And how did you decide to focus your company?


I wanted to be my own developer, but I realized it was a lot harder in raising money than just doing projects. I had to not only do the planning and engineering, and design of the projects, the marketing of the projects, but I actually had to raise the money. And the capital was what was my obstacle in being my own developer. So I decided that I would have an advisory services company in leveraging my expertise. And that was a very profitable business. And then moved onto doing the projects. And I realized it was such a successful advisory services and doing brokerage, I wasn’t spending any time looking for my own projects. So I had to make sure I had a five-year goal to guide me again to say, okay, five years, I’m going to have my own projects. Right now, the mix was eighty/twenty; twenty percent of my projects, eighty percent other projects, other people’s projects. And I’m going to change that ratio in five years. And in five years, I was able to do that. I had my own development projects. And so I said, Okay, well, that’s good. Now what, for the next five years? And so I put some monetary goals. Like, if I could only make a million a year. If I could only do ten million, if I could only raise twenty million dollars. So those were kind of the goals that I put into place for five-year goals. And we finished our five-year goals. It’s been eleven years, and so we’re now looking at what we’re going to do. We, because our company has grown beyond just myself, and we are looking at our next five years.


Now, it’s very hard to do a five-year goal when a recession comes along, and just knocks the bottom out of budget.




Do you add two years there, three years?


Of course. I mean, the goals are just that; they’re goals. They’re not set in stone, and you don’t get depressed over it. You just adjust to the changing times. But there’s a guiding principle that carries you from one end to the other. As long as you have a goal in mind, I think it makes it easier for one to make a decision. ‘Cause isn’t it what it is; it’s always a series of decisions, how do you decide.


Do you have trouble deciding the decisions?


Never. I sleep well at nights. [CHUCKLE] Of course.


Because they provide the security of knowing, okay, here’s where I’m headed


Knowing where I’m headed, it makes it easier. But the last few years have been difficult decisions. I mean, to walk away from millions of dollars invested in a piece of property … difficult. To lay off half your staff … difficult. ‘Cause I felt that, the way I justified it to myself is, I had to cut off one arm to keep the rest of the body alive. And a lot of people say that. But cutting that arm off was so painful. Walking away from the millions of dollars was easier than laying people off. It was that difficult. Because I knew it was their livelihood. I knew they had a mortgage to pay, and family to support. And so it was really, really hard.

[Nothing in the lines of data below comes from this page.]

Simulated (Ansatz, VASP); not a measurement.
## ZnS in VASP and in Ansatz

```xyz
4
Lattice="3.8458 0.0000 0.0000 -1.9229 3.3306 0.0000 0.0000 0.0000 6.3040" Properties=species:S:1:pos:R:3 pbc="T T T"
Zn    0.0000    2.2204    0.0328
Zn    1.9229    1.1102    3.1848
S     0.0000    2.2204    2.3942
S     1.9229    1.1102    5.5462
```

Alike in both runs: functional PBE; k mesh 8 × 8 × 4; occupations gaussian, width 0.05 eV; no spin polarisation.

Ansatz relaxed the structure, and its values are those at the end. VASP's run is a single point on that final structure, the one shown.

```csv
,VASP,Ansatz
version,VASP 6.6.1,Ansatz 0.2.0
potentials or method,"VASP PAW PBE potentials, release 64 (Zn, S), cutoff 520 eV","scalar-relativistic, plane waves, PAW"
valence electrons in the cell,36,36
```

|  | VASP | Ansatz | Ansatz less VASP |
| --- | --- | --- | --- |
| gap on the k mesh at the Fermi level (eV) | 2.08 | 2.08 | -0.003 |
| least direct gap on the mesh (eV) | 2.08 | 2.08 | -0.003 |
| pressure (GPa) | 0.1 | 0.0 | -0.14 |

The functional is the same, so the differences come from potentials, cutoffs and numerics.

So you chose to name your company Avalon.






My love of books. I love reading books, and I love two genres. I have a hard time with nonfiction, but mystery novels and mystical fairytales. And fairytales, King Arthur stories fascinates me.


Now, Avalon was where King Arthur pulled Excalibur out of the stone, isn’t it?


Well, no; it was the Isle of Avalon where all the power came. And remember when he died, he went back.


Oh, and he recovered there.


And Isle of Avalon, they took his power back, they took the sword back. So the way I saw Avalon, aside from the fact that it starts with an A, so it will be the top of the alphabet [CHUCKLE]—


That’s a good one.


But we live on an island, as Avalon. But really, what it was, it was about king makers and the source of power; source within. And I liked that. And the recent books, the recent renditions of this fairytale, there’s a mist of Avalon where all power comes from the priestesses, which is the women. So even more so, I thought, very apropos. And that’s why I named the company Avalon.


During election years, some developers try to cover their bets. They give equally to all political candidates in order to be in the good graces of the eventual winners, whoever they may be. Christine Camp has other ideas. For example, she openly and enthusiastically supported Mufi Hannemann, when he ran unsuccessfully for governor in 2010.


You’ve had some leadership positions in government. You were—




You were heading the Police Commission, you—


I was.


You’ve been active in different political campaigns. Must be a little tricky, when you’re looking for approvals as a developer.




And you are also wishing to participate in government. I mean—




—those are tricky currents you have to navigate.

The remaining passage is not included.